Audio By Carbonatix
Flashes, 5-25
Proof: Fife’s Off His Gourd
Someone sent in this photo, and even though we don’t know what the occasion was, The Flash believes it’s worth 1,000 words. We do know the picture shows our esteemed governor, J. Fife Symington III, with a bunch of vegetables. There are some on his hat, too.
Did He Start at an Underground Paper?
Competing newspapers often aren’t kind to one another, but imagine how low Republic and Gazette executive editor John Oppedahl felt when he was identified by the Mesa Tribune as John Hypogeal.
“Hypogeal” means “located under the Earth’s surface.”
The Tribune’s May 18 business story about the proposed merger of the Republic and Gazette news staffs identifies Oppedahl as a subterranean creature four times.
Phil Boas, Tribune city editor, says the paper’s spell-check system was the culprit. That system somehow substituted Hypogeal for Oppedahl.
“It’s weird. That’s how it happened,” Boas says. “It was nothing against the Republic. We wish it hadn’t happened.”

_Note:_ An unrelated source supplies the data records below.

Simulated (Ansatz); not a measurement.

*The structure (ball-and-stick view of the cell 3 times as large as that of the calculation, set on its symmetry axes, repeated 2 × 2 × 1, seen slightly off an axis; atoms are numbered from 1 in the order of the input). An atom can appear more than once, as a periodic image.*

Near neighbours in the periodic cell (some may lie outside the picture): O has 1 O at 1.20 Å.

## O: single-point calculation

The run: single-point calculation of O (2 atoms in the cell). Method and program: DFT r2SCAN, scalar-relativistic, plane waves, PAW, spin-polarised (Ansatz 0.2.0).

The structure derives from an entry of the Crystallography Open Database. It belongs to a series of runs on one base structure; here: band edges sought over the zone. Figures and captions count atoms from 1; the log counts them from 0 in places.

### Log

To prove the plausibility of its gaffe, the Trib faxed a news account of similar problems at the Dallas Morning News, which blamed spell-check glitches for a story in which Intel Corporation was identified as Until Corporation, Intel executive Vinod Dham was tagged as Vaned Dam and Megatest Corporation became Megadeaths Corporation.
Gunning for Office
Most of The Flash’s fans are card-carrying National Rifle Association members. So when the NRA hit town, The Flash was flooded with requests for info on how hard-earned donations are being utilized locally.
Here’s what the NRA’s Political Victory Fund donated to Arizona’s Republican congressmen during the 1993-94 season, when a $5,000 limit applied to the primary and general-election cycles (ten grand total): Representative J.D. Hayworth, $9,900; Representative John Shadegg, $5,500 (plus $2,450 this year); Senator Jon Kyl, $4,950; Representative Matt Salmon, $4,500 (plus $2,450 this year); Representative Jim Kolbe, $500. During his 1992 reelection bid, Senator John McCain was awarded $9,900 by the Victory Fund.
Two Arizona representatives–Ed Pastor and Bob Stump–got nothing in ’93-94. Pastor is a Democrat, and Stump, a former Democrat, was formerly alive.
Now, how about those commie gun-control freaks? The Handgun Control Voter Education Fund doled out dollars to Dems thusly: Senate nominee Sam Coppersmith, $5,142; Senate primary hopeful Richard Mahoney, $250; House nominee Chuck Blanchard, $500; House nominee Carol Cure, $500; House member Karan English, who was unseated by Hayworth, $7,368.